It’s an odd claim–especially from a woman who never traveled further than a day away from the house in which she was born. Yet, the acuity of her perception and her openness to the world and experiences in her immediate surroundings taught her in a fashion not unlike that of a storied traveler.

Cladonia exhibits a similarly circumscribed scope. Her photos are ostensibly portraits–largely shot in ramshackle Moscow apartments. But within those narrow parameters there’s evidence of an encyclopedic familiarity with the history of photography.

Beyond the essential Russian-ness of her work, the astute viewer can easily recognize winking references to virtually every Russian image maker I’ve ever posted on this blog–but especially to Igor Mukhin and Evgeny Mokhorev.

But there’s also grace notes from David Hamilton and Duane Michals.

Having and wearing your influences on your shirt sleeve doesn’t necessarily make for good work, unfortunately. But what Cladonia manages is less homage than a point of loving departure–she takes a great idea that resonates strongly with her and makes it her own.

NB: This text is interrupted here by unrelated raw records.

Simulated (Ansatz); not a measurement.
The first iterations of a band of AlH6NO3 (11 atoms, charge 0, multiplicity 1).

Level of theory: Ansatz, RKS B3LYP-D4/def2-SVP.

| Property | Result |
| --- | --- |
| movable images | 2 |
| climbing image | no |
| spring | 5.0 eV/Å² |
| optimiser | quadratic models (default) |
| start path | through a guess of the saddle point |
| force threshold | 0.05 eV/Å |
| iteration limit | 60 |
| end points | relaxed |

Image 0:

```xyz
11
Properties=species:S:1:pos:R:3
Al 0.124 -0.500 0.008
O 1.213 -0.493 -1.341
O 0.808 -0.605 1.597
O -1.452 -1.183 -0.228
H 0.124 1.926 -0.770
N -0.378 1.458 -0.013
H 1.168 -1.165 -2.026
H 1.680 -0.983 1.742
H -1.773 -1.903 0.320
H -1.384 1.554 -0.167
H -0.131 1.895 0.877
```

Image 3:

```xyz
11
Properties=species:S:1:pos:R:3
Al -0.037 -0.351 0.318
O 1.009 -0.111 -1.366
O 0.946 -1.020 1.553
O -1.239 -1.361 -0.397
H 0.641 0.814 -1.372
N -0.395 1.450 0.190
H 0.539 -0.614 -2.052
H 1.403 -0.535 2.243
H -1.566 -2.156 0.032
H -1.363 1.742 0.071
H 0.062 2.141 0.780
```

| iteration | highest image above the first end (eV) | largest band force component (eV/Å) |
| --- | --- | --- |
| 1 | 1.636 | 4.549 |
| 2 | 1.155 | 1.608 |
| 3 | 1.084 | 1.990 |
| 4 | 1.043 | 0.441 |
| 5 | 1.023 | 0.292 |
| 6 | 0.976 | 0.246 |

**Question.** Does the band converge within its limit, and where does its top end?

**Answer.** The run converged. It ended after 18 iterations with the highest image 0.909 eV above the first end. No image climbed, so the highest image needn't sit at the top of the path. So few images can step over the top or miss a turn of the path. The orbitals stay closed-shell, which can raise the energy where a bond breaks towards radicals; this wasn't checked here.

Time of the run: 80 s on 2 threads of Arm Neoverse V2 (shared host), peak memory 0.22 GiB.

In and of itself–that’s the mark of a truly great photographer. But there’s also the way she embraces and eschews obtrusive image grain, her spare and gorgeous use of autochrome-esque color (I + II). And that’s not even getting into her revelatorily explicit handling of masturbation and sexual expression.

The Art of BlowjobTitle unknown feat. Camille Crimson (201X)

So much of porn is an either or proposition. Gay or Straight. Softcore or Hardcore.

It’s not the extremes necessarily bother me. Sometimes I really want something like this as a ‘palette cleanser’.

Usually though I’m more like Goldilocks when it comes to porn in general and straight porn in particular–I want something that’s somewhere in the middle.

Alas, I find myself alienated more often than titillated.

That’s why I want to single this out. Depictions of oral sex in straight porn tend to be either passive and perfunctory or gag-inducing extreme irrumatio.

This appeals to me. Yeah, it does have that even illumination characteristic of porn but there’s some natural shadowing, too; but, it’s a pretty frame. (I’d have liked it even more if the camera was maybe a foot and a half back–but that’s splitting hairs.)

But the aesthetics aren’t what draws me in. What gets me is that these people seem to really want to be doing what they’re doing. He’s thrusting upward and she’s sliding downward. To be blunt–it’s representative of what sex is like when sex is at it’s best: collaborative.

Who knows if the rest of the scene continues this sort of feeling? Either way I’d still be interested in knowing where it’s from… so if anyone has any idea, please pass the info along.

Stef-dPhylactere (2015)

I’m not 100% sure this works as a whole but the various parts are exquisite–the frame, pose, palate and background softened to the point of near delirious illegibility (it reminds me of David Carson’s packaging for // | /’s The Fragile pushed even closer to the brink of disintergration) are all goddamn effing stunning.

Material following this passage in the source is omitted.